Cryptocurrencies — virtual coins that allow people to make transactions online without the need for a central authority such as a bank — are growing in popularity. Launched in 2009, Bitcoin, the most prominent cryptocurrency, has a market value of more than $1 trillion. It and rival currencies are exchanged on decentralized computer networks between people with digital wallets, whose transactions are recorded publicly on tamper-proof ledgers known as blockchains. Unlike traditional national currencies, which get part of their value from being legislated as legal tender, the prices of many cryptocurrencies fluctuate based on global supply and demand.
Proponents say cryptocurrencies can revolutionize finance by empowering consumers and wresting power from central banks and Wall Street. Critics say the speculative markets are an attractive tool for criminal activities, such as money laundering and terrorist financing. They also raise concerns about privacy, market volatility, and the environmental harms of mining, which consumes vast amounts of electricity to validate transactions.

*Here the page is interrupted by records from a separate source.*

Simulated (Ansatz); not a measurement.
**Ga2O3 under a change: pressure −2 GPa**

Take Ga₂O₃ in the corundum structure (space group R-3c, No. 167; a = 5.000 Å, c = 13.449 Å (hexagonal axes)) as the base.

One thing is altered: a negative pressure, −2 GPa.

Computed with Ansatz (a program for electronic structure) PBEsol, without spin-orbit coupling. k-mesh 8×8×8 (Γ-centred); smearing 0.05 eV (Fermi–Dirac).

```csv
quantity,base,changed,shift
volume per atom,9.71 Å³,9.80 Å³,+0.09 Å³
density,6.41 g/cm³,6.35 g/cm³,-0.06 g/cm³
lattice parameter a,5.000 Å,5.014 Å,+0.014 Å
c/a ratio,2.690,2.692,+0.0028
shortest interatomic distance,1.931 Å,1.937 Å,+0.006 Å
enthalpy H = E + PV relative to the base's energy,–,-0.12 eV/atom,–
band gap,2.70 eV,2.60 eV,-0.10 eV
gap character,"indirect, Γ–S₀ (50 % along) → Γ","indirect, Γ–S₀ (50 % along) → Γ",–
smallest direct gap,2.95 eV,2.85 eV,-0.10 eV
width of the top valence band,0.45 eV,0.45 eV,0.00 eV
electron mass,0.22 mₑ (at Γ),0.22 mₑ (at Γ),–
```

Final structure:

The rise of cryptocurrencies has forced regulators to begin crafting rules for the new sector, even as they struggle with how best to balance consumer protection, financial stability, and innovation. Some governments have embraced the technology, while others are banning it or limiting its use.
Cryptocurrencies have seen wild price swings, and the value of a single coin can change dramatically in just a few weeks. Despite these challenges, the phenomenon has captured popular imagination, with some people using cryptocurrency as an investment vehicle and others accepting it as a way to pay for goods and services.